Romney to Nevadans: I Don’t Know ‘What The Purpose is’ of Public Lands

(Hint: They Pump $1 Billion into the State Economy and Support 13,000 Jobs)

by Jessica Goad, cross-posted from ThinkProgress Green

Former Massachusetts governor Mitt Romney likes to sing about America the beautiful, but he mainly seems interested in mining it.

In an interview with the editorial board of the Reno Gazette-Journal last night, Mitt Romney expressed his ignorance of why the United States owns and manages approximately 80 percent of Nevada‘s land, most of it uninhabitable mountains and desert.  In response to a question about whether he would sell public lands back to the state, Romney stated that that “I haven’t studied it, what the purpose is of the land”:

I don’t know the reason that the federal government owns such a large share of Nevada.  And when I was in Utah at the Olympics there I heard a similar refrain there.  What they were concerned about was that the government would step in and say, “We’re taking this” — which by the way has extraordinary coal reserves — “and we’re not going to let you develop these coal reserves.”  I mean, it drove the people nuts.  Unless there’s a valid, and legitimate, and compelling governmental purpose, I don’t know why the government owns so much of this land.

So I haven’t studied it, what the purpose is of the land, so I don’t want to say, “Oh, I’m about to hand it over.” But where government ownership of land is designed to satisfy, let’s say, the most extreme environmentalists, from keeping a population from developing their coal, their gold, their other resources for the benefit of the state, I would find that to be unacceptable.

Watch it:

Romney’s statement stands in stark contrast to the conservative tradition of knowing the value of protecting the lands that belong to all of us places for future generations. Teddy Roosevelt, the great Republican conservationist, once said, “Conservation is a great moral issue, for it involves the patriotic duty of insuring the safety and continuance of the nation.”

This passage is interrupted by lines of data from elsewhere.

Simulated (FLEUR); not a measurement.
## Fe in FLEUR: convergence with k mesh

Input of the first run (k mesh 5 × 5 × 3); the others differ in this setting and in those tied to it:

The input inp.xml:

Public lands in Nevada – and other western states—actually provide an enormous economic boost and sustain hundreds of thousands of jobs.  Indeed, recent Interior Department statistics show that federally managed public lands in Nevada provided over $1 billion in economic impacts and supported 13,311 jobs in 2010. This statistic doesn’t even include the economic impacts of Forest Service lands, managed by the Department of Agriculture).  Recreation, energy and minerals, and grazing and timber all play a part in the economic effects that public lands provide to Nevada.  Activities like skiing at Lake Tahoe, boating at Lake Mead, and hiking at Great Basin National Park all take place on public lands.

Even Romney himself once mentioned on the campaign trail that when on vacations with his family when he was young “we went from national park to national park.  And they [my parents] were teaching me to fall in love with America.”

He might want to have a better answer about the purpose and value of public lands before he arrives in Colorado tomorrow.  A recent poll from the Colorado College State of the Rockies Project found that 93 percent of Colorado voters agreed that “Our national parks, forests, monuments, and wildlife areas are an essential part of Colorado’s economy.”

Jessica Goad is Manager of Research and Outreach for Public Lands at the Center for American Progress Action Fund

19 Responses to Romney to Nevadans: I Don’t Know ‘What The Purpose is’ of Public Lands

  1. Lou Grinzo says:

    It’s like listening to George W. Bush he was on acid.

  2. M Tucker says:

    How does someone like Mitt look at “uninhabitable mountains and deserts” and see America the beautiful? By imagining the wealth generated when the land is redeemed by exploiting its resources.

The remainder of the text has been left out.